There are no "instant salvations" because some missionary showed them a bible and told them to accept jesus. That is complete and utter BS.
I am really trying to stay out of this, but I have to say if I told someone about my views on God and they immediately converted to Christianity I'd be pretty damned skeptical. Faith and understanding of God isn't something someone is going to grasp in an hour or so. I am reminded of a friend to whom I loaned my copy of the
Tao Te Ching. He gave it back the next day and said "
wow that was great, I got a lot out of it". My immediate thought was "
It took me six months of thinking about it to understand chapter one which is half a page long. Either I am really stupid or you didn't grasp a damn thing."

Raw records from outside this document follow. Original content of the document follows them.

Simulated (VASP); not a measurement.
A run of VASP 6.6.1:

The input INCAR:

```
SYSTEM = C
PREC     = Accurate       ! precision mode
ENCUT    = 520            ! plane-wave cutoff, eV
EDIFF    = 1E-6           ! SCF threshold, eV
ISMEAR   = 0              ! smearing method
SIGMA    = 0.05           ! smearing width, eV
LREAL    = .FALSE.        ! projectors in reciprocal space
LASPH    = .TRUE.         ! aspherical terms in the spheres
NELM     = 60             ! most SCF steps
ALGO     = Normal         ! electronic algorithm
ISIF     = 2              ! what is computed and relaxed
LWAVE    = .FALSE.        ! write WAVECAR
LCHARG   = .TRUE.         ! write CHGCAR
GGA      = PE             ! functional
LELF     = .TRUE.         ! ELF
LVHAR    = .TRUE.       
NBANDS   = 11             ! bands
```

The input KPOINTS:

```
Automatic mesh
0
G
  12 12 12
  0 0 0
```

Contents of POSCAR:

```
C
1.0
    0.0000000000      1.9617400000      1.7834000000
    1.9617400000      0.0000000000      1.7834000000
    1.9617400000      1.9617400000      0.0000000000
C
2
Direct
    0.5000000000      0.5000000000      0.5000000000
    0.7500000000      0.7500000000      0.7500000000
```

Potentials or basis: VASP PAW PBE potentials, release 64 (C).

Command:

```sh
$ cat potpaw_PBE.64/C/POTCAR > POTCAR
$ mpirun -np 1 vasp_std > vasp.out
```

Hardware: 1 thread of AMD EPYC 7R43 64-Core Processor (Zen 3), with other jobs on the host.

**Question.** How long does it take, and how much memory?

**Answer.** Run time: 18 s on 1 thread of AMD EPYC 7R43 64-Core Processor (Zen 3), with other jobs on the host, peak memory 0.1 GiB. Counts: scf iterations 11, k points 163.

You are intellectualizing faith.
It's a spiritual experience and people can come to a saving knowledge of God as with God all things are possible. It's disappointing to see people of Faith still relying so much in intellectualism and knowledge, and denying Godly miracles and revelations.
That is true, but I have seen it way too many times. When I was in my teens I was already engaged in a search for "the truth"...my "quest" started when I was in 6th grade and got booted out of Catholic school for arguing with the nuns and corrupting the minds of my peers.

After that I engaged in a lifetime of study and believe me...I studied EVERYTHING. You name it, I gave it a shot. So for a time I was attending a real holy roller evangelical church and people would get saved and they would go on this huge emotional high with God. But the problem was, the emotional high went away and then they started asking questions about what it was they had actually committed themselves to. More often than not, they didn't like what the pastor was telling them about how they had to live their life from then on.
So when you accept Jesus or God or Allah or whatever there is going to be that immediate spiritual connection, but people forget that they are making a commitment and defining themselves. When you define yourself as anything you are telling the world "
this is what I believe". So when I was in the church what I saw time and time again was people riding that emotional high and feeling that connection to God, and they they started to realize that they had just defined themselves in a way that they hadn't previously considered. I saw far more people get saved and leave the church a few months later than get saved and stick around. And of course all the back-stabbing, gossiping, and trash talk about the people who didn't show up for church that week didn't help.
For me, if someone is going to convert to any faith or even define themselves in any particular way they should really understand what it is they are getting into. We talk about how people should not be baptized until they are old enough to understand and make that conscious choice. I agree with that. The same is frequently true for a conversion...they take the leap before they understand.